Notes on Critical Pedagogy
A few hypothetical thought experiments...
#1. You are standing at a bus stop along a fairly busy street near campus. Beside you are a husband and wife and their two young children. As you are waiting for the bus, one of the children misbehaves, and the father swiftly and violently disciplines the child by striking them on the side of the head repeatedly while yelling at the child. What do you, as a bystander, do?
Qualification A) The family is Native American. Does this change your response? Does this change your thoughts on why you would or would not respond?
#2. You are standing at a bus stop along a fairly busy street near campus. Beside you are a husband and wife and their two young children. As you are waiting for the bus, one of the children waves at a homeless man sitting on a near-by bus bench. The father gently, but firmly admonishes the child for initiating contact with the homeless man, saying "people like that are dirty, and choose to be that way because they are lazy. We shouldn't make contact with them. Just pretend as though they are not there." What do you, as a bystander, do?

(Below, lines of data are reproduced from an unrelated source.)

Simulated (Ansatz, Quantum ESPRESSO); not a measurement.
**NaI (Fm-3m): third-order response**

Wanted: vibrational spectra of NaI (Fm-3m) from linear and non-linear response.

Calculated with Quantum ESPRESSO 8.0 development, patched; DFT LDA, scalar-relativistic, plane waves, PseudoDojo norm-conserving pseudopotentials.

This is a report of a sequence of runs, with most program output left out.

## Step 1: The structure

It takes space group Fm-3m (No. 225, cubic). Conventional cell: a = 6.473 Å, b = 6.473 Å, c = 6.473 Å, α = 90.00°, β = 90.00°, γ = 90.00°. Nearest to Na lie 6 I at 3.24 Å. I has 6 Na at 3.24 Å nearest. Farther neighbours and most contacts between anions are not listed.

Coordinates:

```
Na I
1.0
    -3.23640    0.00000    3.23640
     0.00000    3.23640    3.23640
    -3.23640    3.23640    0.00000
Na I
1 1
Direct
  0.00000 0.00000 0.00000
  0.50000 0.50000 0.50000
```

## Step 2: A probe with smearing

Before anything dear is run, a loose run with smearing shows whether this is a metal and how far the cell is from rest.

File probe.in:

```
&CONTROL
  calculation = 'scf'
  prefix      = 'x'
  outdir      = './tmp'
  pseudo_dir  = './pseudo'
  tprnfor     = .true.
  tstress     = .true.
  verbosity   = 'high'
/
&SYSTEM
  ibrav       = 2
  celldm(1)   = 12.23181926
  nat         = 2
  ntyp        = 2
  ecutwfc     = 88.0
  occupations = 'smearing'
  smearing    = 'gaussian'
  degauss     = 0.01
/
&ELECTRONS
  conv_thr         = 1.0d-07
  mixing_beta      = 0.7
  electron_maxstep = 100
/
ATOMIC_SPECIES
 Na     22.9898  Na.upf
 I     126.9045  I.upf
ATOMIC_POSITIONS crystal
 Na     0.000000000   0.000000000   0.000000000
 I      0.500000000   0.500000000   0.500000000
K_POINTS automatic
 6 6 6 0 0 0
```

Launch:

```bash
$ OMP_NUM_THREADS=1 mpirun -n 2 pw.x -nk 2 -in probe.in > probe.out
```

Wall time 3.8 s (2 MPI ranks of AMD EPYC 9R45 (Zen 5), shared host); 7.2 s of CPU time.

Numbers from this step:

#3. You are standing at a bus stop along a fairly busy street near campus. Beside you are a husband and wife and their two young children. As you are waiting for the bus, one of the children waves at a homeless man sitting on a near-by bus bench. The father gently, but firmly admonishes the child for initiating contact with the homeless man, saying "our God has a special place for everyone in this world, and that man's place is not our own, so do not draw attention to this man and shame him for being something he is blessed to be." What do you, as a bystander, do?
#4. You have assigned a paper to students with a topic of "something that annoys you." One student writes in her essay that she is annoyed when poor people ask her for money when she is downtown. She then goes on to say that poor people are poor because they deserve to be, and if they'd just get a job, they wouldn't have to panhandle. What, as an instructor, is your response?
#5. You have assigned a paper to students with a topic of "something that annoys you." One student writes in her essay that she is annoyed when poor people ask her for money when she is downtown. She then goes on to state her belief that poor people are poor because they are destined to be poor by a higher power, one that they cannot change. So asking for money is attempting to circumvent their divine role in life. What, as an instructor, is your response?
How we respond to each of these prompts says something not only of our own values, but how we believe our values to exist in relation to values that may not be our own. There is something here that has something to do with teaching as a means to acculturate students to a specific set of morals and values, but I don't quite know what it all means yet.